Shipping Giant Cosco to Acquire Five China Units of Singapore Rival
The shipping container business of state-owned logistics leviathan China Cosco Shipping Co. Ltd. is set to gobble up five Chinese units of a Singaporean rival as the global container market becomes increasingly consolidated.
Like much of the shipping industry, Singamas Container Holdings Ltd. has faced turbulent waters in recent years as depressed market demand linked to a sluggish global economy, and rising prices for corrosion-resistant steel prices taking their toll on the company’s bottom line. Sailing was smoother in 2018, however, when its annual report showed the container businesses netted $72 million for their parent.
It is nonetheless withdrawing from its main container businesses in China. The company has agreed to sell five of its Chinese shipping container business units for approximately $565 million in a bid to get things shipshape, according to a filing with the Hong Kong stock exchange this week.
The Cosco unit, which was not named in the filing, will take 100% stakes in the five container units, namely Qidong Singamas, Qingdao Pacific, Ningbo Pacific, Singamas Container (Shanghai) and Qidong Pacific. The parent Singamas will use the proceeds to focus on researching and developing specialized containers, rather than the general use “dry freight” containers mainly used by the shipping industry, the filing said.
The move further consolidates the already airtight container market. Singamas already had a 20% share of the global container market, ahead of Cosco subsidiary Shanghai Universal Logistics Equipment Co. Ltd. with around 5%. While China International Marine Containers Co. Ltd. dominates the Chinese industry with roughly half of market share, Cosco has a 22.72% stake in the country, the second largest after China Merchants Group’s 24.58% stake, according to Cosco 2018 annual report.

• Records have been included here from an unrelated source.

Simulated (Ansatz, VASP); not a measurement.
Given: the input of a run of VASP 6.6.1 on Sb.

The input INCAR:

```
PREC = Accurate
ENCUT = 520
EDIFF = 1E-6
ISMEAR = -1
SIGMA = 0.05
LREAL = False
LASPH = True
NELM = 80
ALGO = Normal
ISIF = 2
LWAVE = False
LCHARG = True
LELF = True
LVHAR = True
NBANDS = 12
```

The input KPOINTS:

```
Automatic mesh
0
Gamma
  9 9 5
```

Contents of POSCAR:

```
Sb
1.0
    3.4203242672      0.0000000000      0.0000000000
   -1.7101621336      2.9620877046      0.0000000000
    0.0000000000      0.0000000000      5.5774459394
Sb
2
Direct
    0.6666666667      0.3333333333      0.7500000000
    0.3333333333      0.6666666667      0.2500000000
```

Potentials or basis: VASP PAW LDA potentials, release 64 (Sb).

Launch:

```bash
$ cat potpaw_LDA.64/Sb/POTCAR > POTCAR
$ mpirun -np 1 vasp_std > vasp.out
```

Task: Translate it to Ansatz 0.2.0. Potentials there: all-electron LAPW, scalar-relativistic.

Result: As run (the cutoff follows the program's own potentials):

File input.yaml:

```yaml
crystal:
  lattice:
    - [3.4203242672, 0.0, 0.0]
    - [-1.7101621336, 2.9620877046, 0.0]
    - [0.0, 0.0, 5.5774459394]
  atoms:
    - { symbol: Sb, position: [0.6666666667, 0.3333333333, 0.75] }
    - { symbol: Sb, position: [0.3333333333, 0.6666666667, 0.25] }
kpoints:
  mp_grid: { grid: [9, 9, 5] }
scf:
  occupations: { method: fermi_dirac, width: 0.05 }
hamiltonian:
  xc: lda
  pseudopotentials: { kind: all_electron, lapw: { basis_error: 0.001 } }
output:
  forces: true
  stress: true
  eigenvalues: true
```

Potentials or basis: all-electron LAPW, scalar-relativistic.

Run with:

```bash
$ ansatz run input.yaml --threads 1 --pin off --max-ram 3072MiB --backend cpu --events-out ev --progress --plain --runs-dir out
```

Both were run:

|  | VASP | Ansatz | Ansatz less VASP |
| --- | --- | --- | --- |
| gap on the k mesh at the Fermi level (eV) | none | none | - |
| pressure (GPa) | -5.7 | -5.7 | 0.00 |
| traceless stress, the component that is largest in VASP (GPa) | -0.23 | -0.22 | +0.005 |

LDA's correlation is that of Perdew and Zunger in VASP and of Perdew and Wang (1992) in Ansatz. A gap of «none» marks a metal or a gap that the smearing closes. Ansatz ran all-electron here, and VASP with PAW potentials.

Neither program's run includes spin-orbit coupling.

Parent Cosco Shipping continues to be a major investor in global port infrastructure, agreeing to acquire a $225 million, 60% stake in the port of Chancay in Peru in January, and agreeing to spend $738 million on a new port in Abu Dhabi in 2016. However, earlier this month another of the company’s units said it will sell its stake in California’s Long Beach Container Terminal for $1.78 billion to address U.S. security concerns.